LONDON (Reuters) -Investors sold stocks and bought bonds in the week to Wednesday, Bank of America Global Research said in a note on Friday, while investors continued to shun emerging market assets.
Equities had a weekly outflow of $8.2 billion, BofA said, citing EPFR data, while investors favoured the relative safety of bonds, which had inflows of $3.7 billion.
Inflows into Treasuries totalled $7.2 billion, the largest weekly inflow since March 2023, BofA said.
Investors dumped emerging market debt and stocks in the latest week, with outflows from equities at $4.3 billion, their largest weekly outflow since May 2022, BofA said.
BofA investment strategist Michael Hartnett said a 5% yield in the U.S. 10-year and 4,200 in the S&P 500 are “critical levels”.
Hartnett said if Treasuries stay below 5%, the SPX can stay above 4.2k in near-term given bearish sentiment.

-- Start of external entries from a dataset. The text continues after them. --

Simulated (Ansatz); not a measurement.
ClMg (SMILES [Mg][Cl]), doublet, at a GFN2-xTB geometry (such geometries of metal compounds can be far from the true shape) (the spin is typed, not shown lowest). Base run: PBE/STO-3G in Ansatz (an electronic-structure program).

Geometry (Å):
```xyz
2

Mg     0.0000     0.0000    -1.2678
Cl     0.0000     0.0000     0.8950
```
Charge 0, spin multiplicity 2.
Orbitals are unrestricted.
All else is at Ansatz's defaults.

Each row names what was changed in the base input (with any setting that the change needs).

The U.S. 10-year yield reached a 16-year high of 4.887% a week ago after strong U.S. jobs data, but reversed course this week as investors flocked to safe-haven assets, such as U.S. government bonds, after conflict escalated in the Middle East.
The 10-year yield was last at 4.6248%.
Meanwhile, BofA’s Bull & Bear indicator dropped to 2.2 from 2.6 – its lowest level since April – on “poor equity breadth, outflows from HY/EM bond and DM equities”.
A reading below 2 represents a “contrarian buy” signal, BofA said.